Reactions To Annie Chapman’s Murder

Following the murder of Annie Chapman, which took place in the back yard of number 29 Hanbury Street on the 8th of September, 1888, the newspapers began wondering about the sort of person who could carry out such a motiveless and ferocious crime.

Although with the earlier murders of Emma Smith, Martha Tabram and Mary Nichols, there had been a belief the the atrocities were the work of one of the criminal gangs that plagued the area – and that the murders might have been carried out as the result of attempted extortion of the local street walkers – the consensus that the murders were the work of just one man had now become fixed in the minds of the police, press and public.

Illustrations showing the body and the surroundings of the murder of Annie Chapman.
Annie Chapman’s Body Found In Hanbury Street

THE SPITALFIELDS MURDER

The St James’s Gazette, on Saturday, 15th September 1888, provided a round-up of newspapers views on the case:-

The Saturday Review is of opinion that neither the police nor their enemies in the press can be sincerely congratulated upon the circumstances which have attended the fourth Whitechapel murder.

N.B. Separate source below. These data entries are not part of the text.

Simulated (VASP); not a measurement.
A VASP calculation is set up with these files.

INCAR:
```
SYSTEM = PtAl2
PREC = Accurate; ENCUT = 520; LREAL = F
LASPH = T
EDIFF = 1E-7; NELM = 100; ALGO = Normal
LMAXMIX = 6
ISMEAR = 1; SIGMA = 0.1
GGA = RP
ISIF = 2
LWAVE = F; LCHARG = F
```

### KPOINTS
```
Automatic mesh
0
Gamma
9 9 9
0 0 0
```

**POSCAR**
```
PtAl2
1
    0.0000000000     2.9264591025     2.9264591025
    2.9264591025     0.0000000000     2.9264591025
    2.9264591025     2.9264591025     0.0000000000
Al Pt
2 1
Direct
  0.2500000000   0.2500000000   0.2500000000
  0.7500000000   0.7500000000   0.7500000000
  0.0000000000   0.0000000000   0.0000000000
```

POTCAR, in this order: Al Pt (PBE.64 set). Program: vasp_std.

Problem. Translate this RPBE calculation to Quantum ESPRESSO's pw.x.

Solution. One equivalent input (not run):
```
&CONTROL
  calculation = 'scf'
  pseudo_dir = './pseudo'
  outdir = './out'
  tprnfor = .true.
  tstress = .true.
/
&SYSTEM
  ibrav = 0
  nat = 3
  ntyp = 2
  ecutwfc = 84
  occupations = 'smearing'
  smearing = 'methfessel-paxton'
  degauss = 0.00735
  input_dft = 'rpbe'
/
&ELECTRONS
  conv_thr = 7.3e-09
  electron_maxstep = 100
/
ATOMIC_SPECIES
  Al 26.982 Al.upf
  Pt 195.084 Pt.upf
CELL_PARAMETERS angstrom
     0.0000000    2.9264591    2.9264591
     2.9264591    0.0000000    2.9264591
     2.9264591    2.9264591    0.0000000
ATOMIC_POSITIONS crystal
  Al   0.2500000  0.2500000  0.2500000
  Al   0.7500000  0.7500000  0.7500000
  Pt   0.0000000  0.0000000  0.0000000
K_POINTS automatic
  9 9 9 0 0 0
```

It is absurd to expect that a crime committed with a singular mixture of ferocity and deliberation, in a crowded city, at an early hour of the morning, will be at once discovered. On the other hand, it is scandalous that protection for life should be practically withheld from a populous and turbulent district of the East-end.

The police in Whitechapel and Spitalfields, but not in Whitechapel and Spitalfields only, are notoriously undermanned.

NEGLECTED BY HENRY MATTHEWS

Mr. Matthews is responsible to Parliament for securing and maintaining their efficiency.

This duty he has hitherto discharged by no means adequately, and the inhabitants of London, especially of its poorer districts, have good reason to complain of his neglect.

POLICE INADEQUACIES

The ordinary London constable has quite as much work to do as human nature will endure, and adding to its amount would certainly diminish its effectiveness.

Unfortunately there is another fault to be found with Scotland-yard – the quality of the English detective has seriously declined.

ONLY THE CRIMINAL IS GUILTY

The Spectator does not see that society, or the Home Secretary, or the police, or any one else except the criminal, is guilty.

The crime was not due to the poverty of the neighbourhood; the murderer might have committed his crime in the small streets of Westminster or Marylebone as well as in Whitechapel, and in the riverine boroughs more easily than in either.

As to inadequate protection, no conceivable number or organisation of the police can enable them to protect every wretched woman in this vast city who, by the very nature of her evil trade, is driven to run the risk of hide-away places and dangerous companionship.

If, indeed, the original theory had been correct, and Mrs. Chapman and the two previous victims of the same kind of atrocity had been murdered by a gang of blackmailers, there might have been reason to criticise or condemn the failure to find the guilty.

A LONE ASSASSIN

But it was almost from the first clear that there was no gang.

The solitariness of the criminal once established, and the man having got away long enough to wash himself, the difficulties of the police became almost insuperable.

Thought cannot work without material, and the Spectator cannot remember a murder in this generation in which the materials for thought were so few, while they are all disturbed by the probability that the criminal is a lunatic in the true professional sense.

A MAN ACCUSTOMED TO A LONG BLADE

If he is sane, he must, in all human probability, be a man accustomed to carry or use a long knife, “almost a dagger,” it is said – that is, must be either engaged in butchering or leather-cutting of some kind, or be a sailor in the merchant service; and he is, if he is the author of the successive murders, still in possession of this knife. That is one highly probable, but only probable, fact.

LOCAL KNOWLEDGE

He must also know that district of Whitechapel well. And he is not a man to excite by his mere appearance immediate or intense alarm.

Those seem to be the only facts that are fairly clear, and they will carry the keenest very little way.